Thursday, May 21, 2009

If It's Too Good To Be True ...

Grandma had a saying ... if its too good to be true, than it probably isn't. For the last few days Turbo Tax Timmy has been running around telling anyone who would listen, that the banks are healing. Perhaps this is one of those misuses of statistics that the NAR is so fond of.

Unless you have your head buried in the sand, there is no way you could possibly believe that we are in recovery. There is a massive wave of Alt-A and Option ARM resets just a few months away.Then there is commercial real estate, the proverbial "other shoe" that is just waiting to drop. Nobody who should have known bettter, could foresee the failures in residential real estate. Its stands to figure that same lack of foresight will be dogging commercial real estate. As everyone’s home equity piggy bank dries up, as company's lay people off there will be decreased demand for Abercrombie clothes, vacations, dining out, gourmet junk from stores like Williams Sonoma, Sony big screens and a whole host of other consumer goods, which as we have seen, has fed back on itself to perpetuate even more economic downturn. If those stores aren't making money, the chains will shut them down or the chains will just go out of business leaving real estate investments swinging in the breeze. The chart below shows that delinquencies are on the rise in all facets of commercial real estate. So, my question to the Secretary of the Treasury and his MA from Johns Hopkins is this ... Are things really turning around or are you just trying to will a recovery with a nice bouquet of flowers while whispering sweet nothings in everyone’s ear?
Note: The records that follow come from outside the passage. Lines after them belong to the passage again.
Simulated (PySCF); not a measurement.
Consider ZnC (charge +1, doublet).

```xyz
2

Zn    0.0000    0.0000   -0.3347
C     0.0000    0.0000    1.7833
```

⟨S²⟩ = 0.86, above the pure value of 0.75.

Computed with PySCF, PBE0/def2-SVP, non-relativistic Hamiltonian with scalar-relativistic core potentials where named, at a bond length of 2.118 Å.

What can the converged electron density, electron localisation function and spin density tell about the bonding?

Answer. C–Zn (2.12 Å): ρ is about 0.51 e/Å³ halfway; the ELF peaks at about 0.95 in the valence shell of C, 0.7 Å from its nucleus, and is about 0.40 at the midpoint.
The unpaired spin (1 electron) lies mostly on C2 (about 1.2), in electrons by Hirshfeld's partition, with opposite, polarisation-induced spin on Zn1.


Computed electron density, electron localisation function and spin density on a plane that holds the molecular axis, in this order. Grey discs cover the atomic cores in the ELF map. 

Nothing being the operative word. This blogger is not buying this idea that we're in recovery or even some contrived pre-recovery phase. Best case, the carnage is taking a break, because there are tens of thousands of homes which are due to be foreclosed. The only reason they haven't been foreclosed is because the President imposed a moratorium on foreclosures which just ended. The banks are hiding somewhere in the region of 600,000 homes. That’s six hundred thousand homes that banks will need to liquidate, thus adding additional inventory to the already bloated inventory of homes on the market. As noted above, there will be more foreclosures starting later this year and all through next year as the holders of shifty loans on homes they can't afford begin to face the music of a rate recast with few options for refinancing. Lastly, there is that other shoe. There are some people placing that the bank's exposure to commercial real estate losses as high as $1.8 trillion. Somehow, I don't think the bankers had the foresight to get coverage on their commercial real estate holdings from AIG, like they did with their residential real estate. There will be no intermediary to help the government backstop the commercial real estate losses, like there was with the residential real estate paper that went bad. It was easy for banks to report profits with billions in TARP dollars backstopping them. What are they going to do when the commercial paper goes bad?